That message was swiftly followed by another informing us that MMS was already to go, which left us with the distinct impression that O2 may have done this before.
MMS was nicely set up in the way we've come to expect from Apple, with the option to send a picture or video directly from the item, or by hitting the small camera icon in the MMS message to choose a photo or video.
Strangely, if creating a message using the MMS editor, we could only attach a video or picture, yet MMS supports contact cards as well as sound recordings too. While both of these functions allow you to create an MMS from the actual item, if you want to combine audio and a contact card you won't be able to in the current MMS editor.
Text messaging is laid out in Apple's favourite 'conversation' balloons, with easy interactivity with your chats and message lists.
Given Apple has made a big deal about being able to have push IM in the background thanks to the new iPhone 3.0 software, it's interesting to see that it hasn't included a dedicated client out of the iPhone box.
You have to go to a new IM client via the App Store, and at the early time of writing this there were very few that catered for the new ability for push notifications. What's beyond doubt is that there will be slew of new applications making use of push, simply as it's a way for designers to differentiate themselves from the others, meaning a better ranking in the App Store.

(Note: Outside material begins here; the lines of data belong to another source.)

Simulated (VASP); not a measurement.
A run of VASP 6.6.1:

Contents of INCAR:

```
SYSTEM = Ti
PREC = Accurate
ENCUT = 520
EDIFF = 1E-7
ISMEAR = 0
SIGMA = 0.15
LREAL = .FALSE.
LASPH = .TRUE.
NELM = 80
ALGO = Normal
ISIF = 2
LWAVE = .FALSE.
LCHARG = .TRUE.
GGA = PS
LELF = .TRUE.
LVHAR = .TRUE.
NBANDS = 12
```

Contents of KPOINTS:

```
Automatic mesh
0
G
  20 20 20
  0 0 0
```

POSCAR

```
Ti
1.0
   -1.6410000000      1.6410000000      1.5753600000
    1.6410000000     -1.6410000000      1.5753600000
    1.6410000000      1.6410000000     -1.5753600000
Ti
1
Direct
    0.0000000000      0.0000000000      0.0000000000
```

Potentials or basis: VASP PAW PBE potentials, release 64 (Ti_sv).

It's hard to tell whether Apple is still ahead of the game when it comes to messaging. The Pre can do all the email, MMS and texting functions of the iPhone 3GS, yet it also has that crucial QWERTY keyboard as well as a whole host of push-enabled IM applications.
While LG's S-Class texting experience is still a long way from being any good, its functionality and ease of accessing new letters and information outstrips Apple's as well, so when the company puts together a decent messaging system it will probably leap up towards the head of the messaging pile too.